Friday, October 25, 2019

This is a continuation of the earlier posts to enumerate funny aspects of software engineering practice :

190) Build a product with ambitious charter and find the release timelines reducing the plan.
191) Build a product that does not preserve data between restarts, retries or disaster recovery
192) Build a product that does not retain user settings only to have the user apply them again
193) Build a product by putting together functionality via dependencies and find that the massive surface area attracts all kinds of vulnerabilities.
194) Build a product that creates sdks, command-line clients and other artifacts and find that the versioning for each becomes a maintenance issue.
195) Build a product that does not keep history of all actions, assets and activities only to find significant effort in rebuilding it.
196) Build a product that does not maintain registry for all users and find that there is no blacklist or whitelist capability
197) Build a product that assumes secure communication via tunnels and find that the tunnels need not be continuous through a proxy.
198) Build a product that does not gain statistics of its usage and find that the pain grows among users
199) Build a product that has no telemetry and not have any insight into how customers are doing with the product.
200) Build a product that has built in dial home capabilities and find that privacy gurus will find it suspect.
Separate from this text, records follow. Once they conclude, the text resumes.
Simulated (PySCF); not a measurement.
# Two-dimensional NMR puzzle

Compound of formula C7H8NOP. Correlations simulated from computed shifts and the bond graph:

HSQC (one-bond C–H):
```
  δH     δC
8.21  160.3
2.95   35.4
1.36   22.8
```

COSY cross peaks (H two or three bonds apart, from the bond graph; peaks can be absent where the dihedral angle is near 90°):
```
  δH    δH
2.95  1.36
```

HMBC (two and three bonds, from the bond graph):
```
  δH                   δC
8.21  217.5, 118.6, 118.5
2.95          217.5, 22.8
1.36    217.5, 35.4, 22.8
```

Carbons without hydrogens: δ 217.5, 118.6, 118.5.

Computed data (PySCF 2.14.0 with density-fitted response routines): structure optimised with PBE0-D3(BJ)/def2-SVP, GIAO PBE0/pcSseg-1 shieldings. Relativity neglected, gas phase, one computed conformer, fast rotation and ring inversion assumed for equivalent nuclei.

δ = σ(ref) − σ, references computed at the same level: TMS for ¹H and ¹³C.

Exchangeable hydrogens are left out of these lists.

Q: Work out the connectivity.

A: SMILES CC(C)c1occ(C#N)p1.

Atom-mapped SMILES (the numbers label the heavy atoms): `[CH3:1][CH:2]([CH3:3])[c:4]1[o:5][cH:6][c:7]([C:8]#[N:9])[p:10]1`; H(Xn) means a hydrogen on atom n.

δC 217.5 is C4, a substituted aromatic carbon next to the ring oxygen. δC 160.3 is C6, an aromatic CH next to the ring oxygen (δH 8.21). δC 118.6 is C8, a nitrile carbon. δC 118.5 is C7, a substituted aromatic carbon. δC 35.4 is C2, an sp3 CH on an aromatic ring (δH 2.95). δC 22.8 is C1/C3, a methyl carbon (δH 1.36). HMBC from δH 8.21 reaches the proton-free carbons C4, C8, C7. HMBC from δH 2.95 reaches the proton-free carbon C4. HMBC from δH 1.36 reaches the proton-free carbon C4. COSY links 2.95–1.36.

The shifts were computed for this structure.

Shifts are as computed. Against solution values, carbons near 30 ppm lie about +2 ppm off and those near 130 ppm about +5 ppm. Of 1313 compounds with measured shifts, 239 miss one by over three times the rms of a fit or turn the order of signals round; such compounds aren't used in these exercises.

201) Build a product that has little or no test tools shipped with its product and find that customers are knocking
202) Build a product that leverages APIs for all its workflows and find that the product becomes part of more and more workflows.
203) Build a product with enough bread crumbs and sitemap to let the user navigate the pages and see that the usability goes up and so does the customer appeal.
204) Build a product that ships on mobile devices and find the audience skyrocket
205) Build a product with rich mobile enhanced experience across a variety of devices and find that the customers are able to use the product even before going to sleep
206) Build a product with mobile integration of payment methods such as personal wallet and the chore of paying becomes smooth.
207) Build a product that can use digital cards and refill them at will and the product becomes usable at all participating stores increasing adoption via partner networks
208) Build a product with partner sponsored incentives to customers and see the appeal grow as partner network endears itself to the customer more than it would have individually
209) Build a product with little or no ecosystem and the product fails to strike popularity in conferences, exhibitions and symposiums
210) Build a product with little user education and find that the sales booths at an exhibition are not visited.